Even after 27 years of experience :-)

I have been working in industrial machine vision for 27 years. During this time, I have designed, analyzed, and calculated more than 3,000 systems, about one third of them finally made it into series production.

You might think that after so many projects, you know exactly how to approach a vision task and how to solve it. And yes, experience helps enormously.

Still,
or maybe precisely because of that:
Experience does not protect you from mistakes!

Patrick Gailer
sample setup for feasibility testing
setup illumination tests

Even today, I make one or two mistakes in every single system design. I oversimplify things, overlook a parameter, or neglect an effect that later comes back to bite me on the shop floor.

Typical candidates are:

  • Depth of field
  • Exposure margins
  • Contrast that looks different in reality than expected
  • Noise or shading
  • Timings that suddenly turn out to be too slow in the real process

You name it...

This is not a sign of incompetence. It is the reality of complex technical systems.

Yes. Some things are simple.

Of course, there are applications that can be implemented “just like that” with the right level of experience.
If the contrast is right, many tasks work reliably, such as object matching, code reading, or OCR.

But as soon as it gets complex, you have to test

Once the contrast is not clearly defined, or the application becomes more complex, you have to try it out.

That is exactly what feasibility studies are for.

I am repeatedly surprised how an image actually looks like when the selected components are used together.
Which defects or features have far less contrast than expected. And which effects appear, that were not on anyone’s radar during planning.

Then it becomes necessary to test whether the problem can be solved robustly in software, or whether the hardware needs to be adapted.

You do not gain these insights from datasheets. You only get them from real images.

Fixing problems later is extremly expensive

This is not just our experience. It is also well documented.

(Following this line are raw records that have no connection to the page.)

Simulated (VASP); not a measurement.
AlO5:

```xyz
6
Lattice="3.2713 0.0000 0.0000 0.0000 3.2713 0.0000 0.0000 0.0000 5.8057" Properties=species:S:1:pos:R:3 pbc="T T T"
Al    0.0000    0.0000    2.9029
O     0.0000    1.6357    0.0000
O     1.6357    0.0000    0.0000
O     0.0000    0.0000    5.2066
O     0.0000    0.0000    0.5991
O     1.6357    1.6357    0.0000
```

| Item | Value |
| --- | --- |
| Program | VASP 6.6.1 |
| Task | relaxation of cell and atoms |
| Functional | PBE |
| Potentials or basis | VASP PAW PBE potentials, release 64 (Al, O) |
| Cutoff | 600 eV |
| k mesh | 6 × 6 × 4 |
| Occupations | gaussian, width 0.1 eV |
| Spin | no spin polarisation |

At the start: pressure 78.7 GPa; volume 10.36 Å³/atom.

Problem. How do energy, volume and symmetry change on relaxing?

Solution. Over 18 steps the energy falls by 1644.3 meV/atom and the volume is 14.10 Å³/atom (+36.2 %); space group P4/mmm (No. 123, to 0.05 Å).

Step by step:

A well-known NASA study on "Error Cost Escalation Through the Project Life Cycle" shows that the cost of correcting errors can increase by up to a factor of 50, if problems have to be fixed during production, instead of during the evaluation phase.

What only requires some time and testing during the feasibility phase can later lead to weeks of rework, mechanical modifications, and production downtime.

test laboratory setup

Robustness  is not created at the desk

A feasibility study must not be limited to “it somehow works”. Robustness has to be high enough to cover not only object variations, but also production-related variations such as changing light conditions, contamination, mechanical tolerances, etc.

Feasibility studies are neither a luxury nor a sales argument.
They are an essential part of professional machine vision.

And if someone like me, with 27 years of experience and thousands of projects done, still tests every new application, it is not because I am unsure.
It is because I know, how expensive it is, not to test.